Paul emphasized that the word used is singular (seed), not plural (seeds)
(Gal. 3:6), and that the fulfillment of this promise was Christ Himself.
Abraham believed in Christ, by means of Whom he received hope without limit or
end. He believed the word of God, the gospel, by faith: “The Scripture, foreseeing that God would justify the Gentiles by faith,
preached the gospel beforehand to Abraham, saying, All the nations will be
blessed in you” (Gal. 3:8).
We
receive God’s blessings as heirs with Abraham by faith: “God, desiring even more to show to the heirs of the promise the
unchangeableness of His purpose, interposed with an oath” (Heb. 6:17).

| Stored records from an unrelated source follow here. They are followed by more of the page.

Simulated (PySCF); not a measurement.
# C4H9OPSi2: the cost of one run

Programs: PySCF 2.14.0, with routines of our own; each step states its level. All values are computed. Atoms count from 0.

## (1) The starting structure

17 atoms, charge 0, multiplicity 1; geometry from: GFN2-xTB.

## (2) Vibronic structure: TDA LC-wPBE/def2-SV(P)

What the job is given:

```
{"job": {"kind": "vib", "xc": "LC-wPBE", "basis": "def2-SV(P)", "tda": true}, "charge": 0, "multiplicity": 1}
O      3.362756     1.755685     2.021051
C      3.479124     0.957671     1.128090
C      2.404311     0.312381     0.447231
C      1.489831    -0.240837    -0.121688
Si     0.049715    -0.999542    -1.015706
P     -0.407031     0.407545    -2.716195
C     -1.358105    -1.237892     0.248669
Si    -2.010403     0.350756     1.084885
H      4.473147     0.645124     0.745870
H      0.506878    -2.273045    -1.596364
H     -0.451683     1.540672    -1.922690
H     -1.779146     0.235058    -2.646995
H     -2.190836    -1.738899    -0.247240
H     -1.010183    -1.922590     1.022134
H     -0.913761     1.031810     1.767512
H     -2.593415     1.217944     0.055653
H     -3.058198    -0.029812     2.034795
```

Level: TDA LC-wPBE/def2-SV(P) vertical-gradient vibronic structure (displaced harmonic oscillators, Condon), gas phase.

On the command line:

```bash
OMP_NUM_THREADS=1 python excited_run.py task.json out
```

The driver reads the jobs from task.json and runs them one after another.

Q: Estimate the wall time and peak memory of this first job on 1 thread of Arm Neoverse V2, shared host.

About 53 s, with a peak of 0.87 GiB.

When God gave this promise to Abraham, He not only wanted to assure him that
His purpose would not change, but also wanted that future heirs of the promise
could be sure of it and “take hold of
the hope set before us” (verse 18). God possesses a most powerful word,
capable of creating light, stars, the world and the universe. He cannot lie and
His word cannot fail, but He did something that He should never have to do: He
swore! Why? “So that by two unchangeable
things in which it is impossible for God to lie, we… would have strong encouragement
to take hold of the hope set before us.” He wanted to do it for us. He
did not simply want to show it, but to show it even more. Two things
assure us – His infallible word and his oath. He not only wanted us to be
encouraged, but to have strong encouragement. May the Holy Spirit enable
us to hear this word (and the oath) with faith!